Remember when movies aimed to entertain? You could take the whole family, from grandma to the kids, and escape the quotidian for the silver screen, watching bigger-than-life heroes engage in daring and admirable deeds. Or you could share a few G-rated laughs without worrying about offensive double-entendres or scatological references.
No more. Now, if Hollywood isn't drenching its audience in blood or titillating it with naked bodies, it is propagandizing us with left-wing paranoia or pushing a radical social agenda. Michael Moore's new film "Fahrenheit 9-11," which won the top prize at the Cannes Film Festival last week, is a good example. The film claims to be a documentary, but it doesn't document anything but Michael Moore's dementia.
Moore spins a tale of perfidy involving Osama bin Laden, Saudi princes, President George Herbert Walker Bush and President George W. Bush, among other villains and evildoers. He blames the Bushes for creating Osama and, by extension, for killing 3,000 Americans on Sept. 11, not to mention thousands of Afghans and Iraqis, and hundreds of U.S. soldiers in two wars. Moore isn't interested in entertaining us, much less depicting the truth. He wants to defeat President Bush at the polls in November, plain and simple. His propaganda fest won plaudits at Cannes, but I doubt it will draw droves into the local multiplex if and when it finds an American distributor.
"The Day After Tomorrow," which opens on May 28, is director Roland Emmerich's $200-million gift to Al Gore Democrats. The film depicts ice storms freezing Paris, tidal waves destroying Manhattan and tornadoes ripping apart Los Angeles, all on the same day. And why has Mother Nature turned so malevolent? Because we benighted Americans failed to heed the warnings of enviro-visionaries like the former vice president, who once wrote that the internal combustion engine posed a threat "more deadly than that of any military enemy we are ever again likely to confront."

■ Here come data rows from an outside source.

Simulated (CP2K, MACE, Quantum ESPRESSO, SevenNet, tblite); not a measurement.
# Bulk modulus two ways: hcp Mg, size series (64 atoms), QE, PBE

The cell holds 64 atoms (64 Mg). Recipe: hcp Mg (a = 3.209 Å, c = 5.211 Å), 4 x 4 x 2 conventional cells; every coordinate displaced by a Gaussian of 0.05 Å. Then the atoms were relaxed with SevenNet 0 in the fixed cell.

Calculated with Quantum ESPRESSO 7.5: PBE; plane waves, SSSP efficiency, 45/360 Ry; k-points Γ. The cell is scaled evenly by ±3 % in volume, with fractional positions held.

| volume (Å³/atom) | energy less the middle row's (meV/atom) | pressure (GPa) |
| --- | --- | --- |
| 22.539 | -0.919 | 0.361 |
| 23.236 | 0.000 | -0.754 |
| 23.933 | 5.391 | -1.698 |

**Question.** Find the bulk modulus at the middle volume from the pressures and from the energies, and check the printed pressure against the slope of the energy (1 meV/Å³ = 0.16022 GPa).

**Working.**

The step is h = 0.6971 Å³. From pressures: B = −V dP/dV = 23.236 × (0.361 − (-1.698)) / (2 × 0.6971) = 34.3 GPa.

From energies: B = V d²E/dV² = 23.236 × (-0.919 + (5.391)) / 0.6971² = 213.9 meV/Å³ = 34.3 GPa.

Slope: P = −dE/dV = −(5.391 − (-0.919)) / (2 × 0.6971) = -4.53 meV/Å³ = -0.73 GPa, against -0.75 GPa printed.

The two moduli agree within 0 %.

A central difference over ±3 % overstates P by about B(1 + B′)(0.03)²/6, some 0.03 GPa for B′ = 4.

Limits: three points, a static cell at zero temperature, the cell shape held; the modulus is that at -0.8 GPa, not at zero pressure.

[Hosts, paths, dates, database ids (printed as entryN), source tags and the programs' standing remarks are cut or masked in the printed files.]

Emmerich says climate change is the only problem "big enough to force all countries of the world to stop fighting and work together to save the planet." Yeah, right. Maybe al Qaeda and Hamas can be persuaded to use only carbon-neutral components in their suicide bombs. The biggest disaster Emmerich's film portends, however, is likely to be at the box office. Who wants to pay anywhere from $7.50 to $12 to be propagandized for two hours, even with special effects and Dolby surround sound?
And it's not just political agendas Hollywood pushes. Even ostensibly innocuous films like the blockbuster cartoon "Shrek 2" sneak in a message here and there. When I took my granddaughter to see the film over the weekend, I was amazed to see a foppish Prince Charming go off into the sunset with a transvestite "ugly sister" when Princess Fiona chose the ogre Shrek over him at the conclusion of the film. Larry King's unmistakable gravelly baritone made the character's cross-dressing obvious to the adults in the audience. Sure the gag went over the heads of most of the kids in the theater, but it wasn't particularly funny and seemed aimed only at adding a "gay" theme to a children's film.
No wonder an increasing number of Americans never go to the movies these days. The Gallup Organization reports that nearly one third of Americans haven't stepped foot in a movie theater in the previous 12 months, and even those who did go to the movies saw fewer films in 2003 than the previous year.
Samuel Goldwyn, one of the giants of the movie industry, is reported to have said, "If you want to send a message, call Western Union." But too many producers, directors and actors these days fail to heed his advice. Hollywood will start filling theaters once again when it stops churning out agitprop and starts producing entertainment.